The Theory of Ideas and Forms
5 minutes • 857 words
The supporters of the Idea theory were led to it to answer the truth of things. They accepted the Heraclitean sayings which describe all sensible things as ever passing away. If knowledge or thought is to have an object, there must be some other and permanent entities, apart from those which are sensible. There could be no knowledge of things which were in a state of flux.
Socrates occupied himself with the excellences of character and became the first to raise the problem of universal definition.
The physicists Democritus only touched on the subject to a small extent. He defined hot and cold.
The Pythagoreans previously defined things by connecting them with numbers= e.g. those of opportunity, justice, or marriage
Socrates was seeking the essence because he was seeking to syllogize, and ‘what a thing is’ is the starting-point of syllogisms.

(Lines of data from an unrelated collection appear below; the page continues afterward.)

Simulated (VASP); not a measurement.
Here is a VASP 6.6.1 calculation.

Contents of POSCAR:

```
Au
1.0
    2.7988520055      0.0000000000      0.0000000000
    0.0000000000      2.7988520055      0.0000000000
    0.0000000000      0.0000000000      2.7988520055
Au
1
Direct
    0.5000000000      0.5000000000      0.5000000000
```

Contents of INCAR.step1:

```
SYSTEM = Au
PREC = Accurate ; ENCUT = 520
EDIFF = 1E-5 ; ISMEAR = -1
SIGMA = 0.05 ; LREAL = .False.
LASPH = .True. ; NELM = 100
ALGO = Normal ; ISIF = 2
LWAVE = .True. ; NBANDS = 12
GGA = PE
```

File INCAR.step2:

The dialectical power enables people even without knowledge of the essence to:
- speculate about contraries and
- inquire whether the same science deals with contraries.
This power did not exist then.
These two things were fairly ascribed to Socrates:
- inductive arguments
- universal definition
Both of these are concerned with the starting-point of science. But Socrates did not separate the universals or the definitions.
The Pythagoreans, however, separated them as ‘Ideas’.
- There must be Ideas of all things
It was as if a man wanted to count something. But since they were few, they could not be counted. And so he makes more of them just to be able to count them.
The Forms are more numerous than the particular sensible things. Seeking the causes of the things led them to the Forms.
Each thing has an entity which has the same name and exists apart from the substances. In the case of all other groups, there is a one over many, whether these be of this world or eternal.
I am not convinced of the existence of Forms. From some, no inference necessarily follows. From some, arise Forms even of things of which they think there are no Forms.
They say that there will be Forms of all things of which there are sciences. Thus, the argument of ‘one over many’ implies:
- that there will be Forms of negations
- that thought has an object when the individual object has perished
- that there will be Forms of perishable things for we have an image of these
Some lead to Ideas of relations, of which they say there is no independent class, and others introduce the ’third man’.
The arguments for the Forms destroy things for whose existence the believers in Forms are more zealous than for the existence of the Ideas. It follows that not the dyad but number is first, and that prior to number is the relative, and that this is prior to the absolute-besides all the other points on which certain people, by following out the opinions held about the Forms, came into conflict with the principles of the theory.
They say that there will be Forms of substances and also of many other things. The concept is single not only in the case of substances, but also in that of non-substances. There are sciences of other things than substance; and a thousand other such difficulties confront them.
But according to the necessities of the case and the opinions about the Forms, if they can be shared in there must be Ideas of substances only. For they are not shared in incidentally, but each Form must be shared in as something not predicated of a subject.
(By ‘being shared in incidentally’ I mean that if a thing shares in ‘double itself’, it shares also in ’eternal’, but incidentally; for ’the double’ happens to be eternal.) Therefore the Forms will be substance. But the same names indicate substance in this and in the ideal world (or what will be the meaning of saying that there is something apart from the particulars-the one over many?). And if the Ideas and the things that share in them have the same form, there will be something common= for why should ‘2’ be one and the same in the perishable 2’s, or in the 2’s which are many but eternal, and not the same in the ‘2 itself’ as in the individual 2? But if they have not the same form, they will have only the name in common, and it is as if one were to call both Callias and a piece of wood a ‘man’, without observing any community between them.
But if we are to suppose that in other respects the common definitions apply to the Forms, e.g. that ‘plane figure’ and the other parts of the definition apply to the circle itself, but ‘what really is’ has to be added, we must inquire whether this is not absolutely meaningless. For to what is this to be added? To ‘centre’ or to ‘plane’ or to all the parts of the definition?
For all the elements in the essence are Ideas, e.g. ‘animal’ and ’two-footed’. Further, there must be some Ideal answering to ‘plane’ above, some nature which will be present in all the Forms as their genus.